One photographer allows his lens to enunciate the meaning of Bedford-Stuyvesant, where the rounded brown belly of a pregnant mother speaks of the future, Muslim women adorned in burkas speak about faith, and the Egyptian hieroglyphs on a rapper’s back pay homage to his ancestors.
Today, Bed-Stuy is more racially, economically and ethnically diverse, and it’s easier to find a vegan deli or yoga studio, but it was still battling the stigma of Bed-Stuy Do-or-Die as recently as 10 years ago. Despite the small world often painted by news accounts or rap lyrics, Russell K. Frederick decided to combat the court of public opinion by capturing the often undocumented essence of the community.

Frederick recalls sitting in a community board meeting in 1999, where attendees predicted the neighborhood would change drastically by 2010 and that rent for a studio apartment would be $1,000. Back then it was a far-fetched prediction, but it has since come true. I sat down with Frederick for a short Q&A to discuss how those predictions have come true and the significance of photography as a means of storytelling.
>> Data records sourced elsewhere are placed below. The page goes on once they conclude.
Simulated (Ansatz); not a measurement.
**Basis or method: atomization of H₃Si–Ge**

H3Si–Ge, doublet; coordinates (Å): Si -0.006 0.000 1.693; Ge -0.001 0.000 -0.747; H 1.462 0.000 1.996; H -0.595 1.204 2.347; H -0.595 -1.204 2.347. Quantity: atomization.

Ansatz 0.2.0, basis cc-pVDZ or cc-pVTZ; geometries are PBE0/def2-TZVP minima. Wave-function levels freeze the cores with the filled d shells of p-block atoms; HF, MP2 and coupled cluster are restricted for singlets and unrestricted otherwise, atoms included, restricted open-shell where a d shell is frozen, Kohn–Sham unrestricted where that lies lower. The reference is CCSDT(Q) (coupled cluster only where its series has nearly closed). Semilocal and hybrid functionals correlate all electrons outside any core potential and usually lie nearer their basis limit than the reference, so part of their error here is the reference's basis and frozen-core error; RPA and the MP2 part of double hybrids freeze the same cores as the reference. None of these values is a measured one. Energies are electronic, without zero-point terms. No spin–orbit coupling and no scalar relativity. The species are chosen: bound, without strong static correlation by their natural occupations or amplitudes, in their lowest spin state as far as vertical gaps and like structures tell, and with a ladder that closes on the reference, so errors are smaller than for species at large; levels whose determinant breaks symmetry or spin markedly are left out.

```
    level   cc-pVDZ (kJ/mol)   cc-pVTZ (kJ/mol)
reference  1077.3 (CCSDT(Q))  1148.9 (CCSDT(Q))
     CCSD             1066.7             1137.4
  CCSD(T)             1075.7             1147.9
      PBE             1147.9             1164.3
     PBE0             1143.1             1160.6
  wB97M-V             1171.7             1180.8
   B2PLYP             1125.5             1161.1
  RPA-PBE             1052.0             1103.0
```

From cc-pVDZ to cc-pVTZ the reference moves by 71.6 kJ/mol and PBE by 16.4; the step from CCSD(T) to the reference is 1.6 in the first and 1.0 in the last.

Q. What inspired your photographic journey into the life and culture of Bedford-Stuyvesant and its residents?

A. Bed-Stuy had a bad connotation. When I told people where I lived, they would twist up their faces and cringe, and I was asked if I had a bulletproof vest and a helmet in my bag. I bookmarked all of these things that people said about my community and what they thought about it opposed to how it truly was.

They saw the shootings on the news and in the newspapers, and in addition to the crime they saw on the news, they developed a perception about the community through rap music.

When I would hear these things, I would just shake my head and laugh. They did not know it was a place of family, community, love, honor, and diverse culture. So, instead of defending the community, I thought it was time to let the pictures speak.

Q. Part of your goal as photographer is to capture the true essence of Bed-Stuy, the largely unknown beauty to counter the lone concept of Do-or-Die, Bed-Stuy. One of your photographs is of Bloods gang members. What does that signify or say about Bed-Stuy’s make-up, and what should it say to the onlooker?

A. That photo happened [organically] when I ran into a young man that I was mentoring who was a part of the Bloods gang. Once he and his friends saw my camera, they all fell in line to take the photograph. They threw up their gang symbols and posed.

I asked them what made them join. They said it was for safety and love. They did not have to worry about getting robbed, jumped or bullied, and by joining they had back up, support…strength in numbers. They felt a sense of safety and love from a lot of the guys. They got things they weren’t getting from home: food, money, and tips on surviving in the streets. After hearing their stories, it made me think about what they were missing at home. It was a gang to the outside world, but a brotherhood to them. I got the sense that these were good kids that really needed some guidance from men.

To the visitor the image will say, “This is real.” This is an issue that we have. The underlying issue is about missing fathers. These young men are gravitating towards one masculine presence they have access to.

Q. Gentrification in Bed-Stuy is multi-layered, but what role does the neighborhood’s historical racial make-up play in that discussion?

A. Bed-Stuy was white at one point, then black people came and the community changed. And now that the neighborhood is evolving, the community is changing again. There is a strong sense of solidarity in the community. We don’t own much, but we take extreme pride in what we do own. It’s always been an uphill battle – we haven’t always had support from banks, police, or businesses.

Bed-Stuy has been the black metropolis on the other side of the bridge. This accomplishment is something that should not be lost or dismissed as the community continues to evolve. But that doesn’t mean we’re not welcoming other racial backgrounds. Bed-Stuy can’t turn into Bay Ridge or Park Slope. That would not be cool.

There are more diverse restaurants and business and that’s embraced, but when police crack down on traditional [pastimes] like drumming in the park because of complaints of “noise pollution,” we have a problem. In general, when people come into a new community, they should try to embrace the culture and not try to change it. There is growth and progress, but when it starts to distance itself from the rich fibers that made it unique… we take issue.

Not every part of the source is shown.